There may be room for upward mobility in college football given the constant realignment we’ve seen over the past few years, but when some teams move up, others have to fall. When most teams start heading down, they tend to continue the spiral, moving down to lower conferences or lower divisions and perhaps even abandoning football altogether. Things are so continually discouraging that it can be easy to give up. The Temple Owls are breaking that mould, though, and their own 20-year odyssey has had a remarkable conclusion.
Temple, a school whose football history dates back to 1894 and was once coached by the legendary Pop Warner, has been on a roller-coaster ride over the last 20-plus years. They went 7-4 as an independent in 1990 and then joined the Big East in 1991, but things went mostly downhill from there. The Owls kicked out of the Big East for their lack of competitiveness (which creates endless jokes, given that conference’s football struggles) in 2004, and that was with some justification, as they’d put up a 14-80 record in conference since 1991 and went 2-9 overall in 2004 (1-5 in the Big East).

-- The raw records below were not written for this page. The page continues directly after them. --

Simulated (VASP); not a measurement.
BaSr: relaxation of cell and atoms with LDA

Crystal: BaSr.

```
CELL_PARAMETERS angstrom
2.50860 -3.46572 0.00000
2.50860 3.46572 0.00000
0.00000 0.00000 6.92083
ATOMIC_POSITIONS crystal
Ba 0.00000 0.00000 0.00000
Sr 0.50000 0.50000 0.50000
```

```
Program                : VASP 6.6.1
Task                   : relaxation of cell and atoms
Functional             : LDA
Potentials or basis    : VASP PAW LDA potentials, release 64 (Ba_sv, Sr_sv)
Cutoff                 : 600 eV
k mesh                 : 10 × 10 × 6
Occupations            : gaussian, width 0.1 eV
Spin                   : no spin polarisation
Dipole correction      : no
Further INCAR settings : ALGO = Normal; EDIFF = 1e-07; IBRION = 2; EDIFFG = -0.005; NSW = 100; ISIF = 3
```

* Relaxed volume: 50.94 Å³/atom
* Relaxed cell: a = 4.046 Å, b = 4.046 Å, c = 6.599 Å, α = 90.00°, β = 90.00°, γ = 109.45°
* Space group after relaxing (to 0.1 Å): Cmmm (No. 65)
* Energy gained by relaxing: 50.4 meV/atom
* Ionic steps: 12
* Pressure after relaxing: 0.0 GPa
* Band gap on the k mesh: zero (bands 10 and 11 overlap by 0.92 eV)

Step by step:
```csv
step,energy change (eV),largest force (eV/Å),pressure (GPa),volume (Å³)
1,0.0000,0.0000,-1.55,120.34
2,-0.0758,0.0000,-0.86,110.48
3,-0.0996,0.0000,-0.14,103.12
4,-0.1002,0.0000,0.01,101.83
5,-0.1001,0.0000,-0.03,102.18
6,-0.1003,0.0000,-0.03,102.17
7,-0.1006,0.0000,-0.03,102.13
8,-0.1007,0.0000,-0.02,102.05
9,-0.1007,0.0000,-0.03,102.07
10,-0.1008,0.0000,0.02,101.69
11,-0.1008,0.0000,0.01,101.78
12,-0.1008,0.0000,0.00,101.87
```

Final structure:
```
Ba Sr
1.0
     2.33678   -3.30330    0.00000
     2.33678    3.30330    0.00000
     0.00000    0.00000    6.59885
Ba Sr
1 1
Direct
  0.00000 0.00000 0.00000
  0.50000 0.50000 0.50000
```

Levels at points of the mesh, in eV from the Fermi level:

Things got even worse in 2005, as they went 0-11 as an independent. At the time, it looked like they might have to step down a level before too long or perhaps even abandon football altogether. Instead of continuing the slide, though, they’ve bounced back. After a few years as an independent and a resurgence in the Mid-American Conference, the Owls will be back in the Big East in 2012. Their story is a remarkable one, and it’s proof that just because things are currently bad for a program, it doesn’t mean that will always be the case.
For Temple, one of the keys was hiring the right coach at first. No big-name guy was going to touch an independent that had been kicked out of the Big East and was coming off a 0-11 year, so the Owls had to cast their net a little wider. They found their man in Al Golden, then the defensive coordinator at the University of Virginia under Al Groh.
Groh’s Cavaliers were a decent team that had put up eight, eight and seven wins overall in the previous three years, but weren’t exactly an ACC or national powerhouse, and they weren’t gaining a lot of national buzz. However, Golden had done great work under the radar, improving the Virginia defense from 104th nationally in total defense in 2001 to 18th in 2004. He was an assistant with a promising record, but not one being heavily courted by bigger and better schools; the exact combination Temple needed.
Of course, Golden’s hire wasn’t a slam dunk. He was the second-youngest coach in Division I-A football at that time (behind only Northwestern’s Pat Fitzgerald), and he’d only spent five years as a defensive coordinator. He also was the youngest defensive coordinator in Division I-A when he first got that job in 2001. Golden had only been working in college football at any level since 1994, too, so he was far from proven. His hire was a gamble, but it’s one that paid off for the Owls.
The turnaround didn’t happen overnight, but signs of progress were there. Although Golden’s team lost their first eight games in 2006, they were starting to click, and the work paid off with a win over Bowling Green that saw them snap a 20-game losing streak, one game before they reached the school record. The Owls finished that year 1-11, but joined the MAC the next year, and they improved to 4-8 in 2007 and 5-7 in 2008, their best record since 1990. Things really fell into place in 2009 when Golden’s Owls went 9-3 in the regular season and made their first bowl appearance since 1979, although they lost the EagleBank Bowl 30-21 to UCLA. 2010 was a slight step back to 8-4, but it was still miles away from the 0-11 2005 team.
Golden left after 2010 to take the Miami job, though, and Temple was faced with the tough task of sustaining momentum. Despite their progress, they still weren’t a major destination for the most-coveted assistants, and their eventual hire (Florida offensive coordinator Steve Addazio) was widely panned by many college football fans.
The Owls stayed strong in 2011, though, putting up a 9-4 record and winning their first bowl game since 1979 (a 37-15 victory over Wyoming in the New Mexico Bowl). Now, they’re moving back to the Big East, and despite that conference’s recent struggles, this is still impressive progress for a team many thought might be headed to lower levels or complete extinction.
It just goes to show that even long, turbulent and discouraging college football journeys can still eventually get you back to prominence.